Colleen Secaur, Staff Writer

Zach Cregger’s “Barbarian” seems to be multiple films in one. Just when you think you’ve got your finger on what you’re watching, the tone, plot and pacing shifts and warps into something new. To reveal these twists would be to rob those who haven’t seen the horrified glee that makes watching the film in a packed theater so much fun.

Set in modern-day Detroit, “Barbarian” follows Tess (Georgina Campbell) when she arrives at her Airbnb and finds Keith (Bill Skarsgård), who also booked the house. He eventually convinces her — despite her better judgment — that they could share the space for a few days.

Skarsgård, best known as the killer clown Pennywise in the movie “It,” is perfectly cast here as the all-too-charmingly awkward stranger, gradually easing Tess’ suspicions while raising ours. Needless to say, when Tess finds a secret door in the basement, which leads to a network of tunnels below the house, the meet-cute portion of the movie ends, and all hell breaks loose. 

Cregger, a former member of the influential Whitest Kids U Know sketch troupe, has comedic bona fides that are used to great effect throughout the film. A subplot involving a director disgraced by sexual assault allegations — played by Justin Long, a master of horror-comedy in his own right — produced the most reliable laughs. At one point, he willfully ignores several signs of torture and bloodshed in his property’s tunnels to measure the square footage, hoping to upsell the Airbnb.

Several reviews of “Barbarian” draw parallels between the film and James Wan’s “Malignant,” which released toward the end of last year and has already achieved cult classic status due to its zany camerawork and bizarrely gory twist. The similarities between the two films aren’t entirely unwarranted; the big bad in “Barbarian” is equal parts silly and gross as the one in “Malignant.” 
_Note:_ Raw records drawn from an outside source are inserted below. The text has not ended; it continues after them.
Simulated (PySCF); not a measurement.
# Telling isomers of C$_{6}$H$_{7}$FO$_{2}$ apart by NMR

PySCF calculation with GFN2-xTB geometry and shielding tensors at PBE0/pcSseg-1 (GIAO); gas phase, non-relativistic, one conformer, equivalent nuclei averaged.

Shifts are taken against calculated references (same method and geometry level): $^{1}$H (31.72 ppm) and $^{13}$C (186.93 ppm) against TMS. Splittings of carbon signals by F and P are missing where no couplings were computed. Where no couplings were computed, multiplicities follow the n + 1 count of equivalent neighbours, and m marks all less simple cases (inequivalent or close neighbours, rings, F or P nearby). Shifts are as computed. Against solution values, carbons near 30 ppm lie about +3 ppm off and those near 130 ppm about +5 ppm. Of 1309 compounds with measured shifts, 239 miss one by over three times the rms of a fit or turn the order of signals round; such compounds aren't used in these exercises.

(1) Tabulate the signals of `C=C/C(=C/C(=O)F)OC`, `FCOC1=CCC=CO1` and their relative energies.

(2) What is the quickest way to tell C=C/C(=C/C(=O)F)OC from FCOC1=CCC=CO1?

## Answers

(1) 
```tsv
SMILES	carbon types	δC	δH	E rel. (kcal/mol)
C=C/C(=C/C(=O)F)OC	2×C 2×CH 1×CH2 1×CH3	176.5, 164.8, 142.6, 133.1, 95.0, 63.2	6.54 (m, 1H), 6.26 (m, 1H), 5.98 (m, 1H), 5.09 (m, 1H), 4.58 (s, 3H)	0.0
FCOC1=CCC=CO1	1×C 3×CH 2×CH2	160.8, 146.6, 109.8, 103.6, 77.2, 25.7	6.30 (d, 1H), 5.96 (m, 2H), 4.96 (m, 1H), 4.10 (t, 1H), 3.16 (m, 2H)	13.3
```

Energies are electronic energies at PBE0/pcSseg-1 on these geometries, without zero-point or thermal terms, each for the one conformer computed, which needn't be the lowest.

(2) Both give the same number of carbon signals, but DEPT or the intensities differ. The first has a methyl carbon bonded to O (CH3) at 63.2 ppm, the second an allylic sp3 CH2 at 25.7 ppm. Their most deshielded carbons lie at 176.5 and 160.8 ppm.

The two films differ, however, in the directors’ intentions. Cregger has more on his mind than creating a throwback gore fest, toggling between the grime lurking in the basements of Detroit in the Reagan era and the brutality of the city in its present day, all while making overt statements on the #MeToo movement and gentrification. 

Not all of it works. A story beat involving a scary houseless man who ends up aiding the protagonists as the action heats up is more dated and by the numbers than it should be. Campbell, while likable and down for anything as Tess, is given little to do other than make increasingly ill-advised decisions and whimper in the last third of the film. 

Ultimately though, these are minor asides that do little to impede the enjoyment of “Barbarian.” Cregger’s love and appreciation to bygone grindhouse and pulp-horror flicks of decades past shine through with every unexpected swing of his camera and resultant bloodbath. Of course, when it comes to genre films, a loving homage can only go so far  — like the “Friday the 13th” franchise and “A Nightmare on Elm Street” sequels. But “Barbarian” uses its foundations to become a genuinely exciting and unnerving moviegoing experience that shakes the audience to its core and doesn’t let up.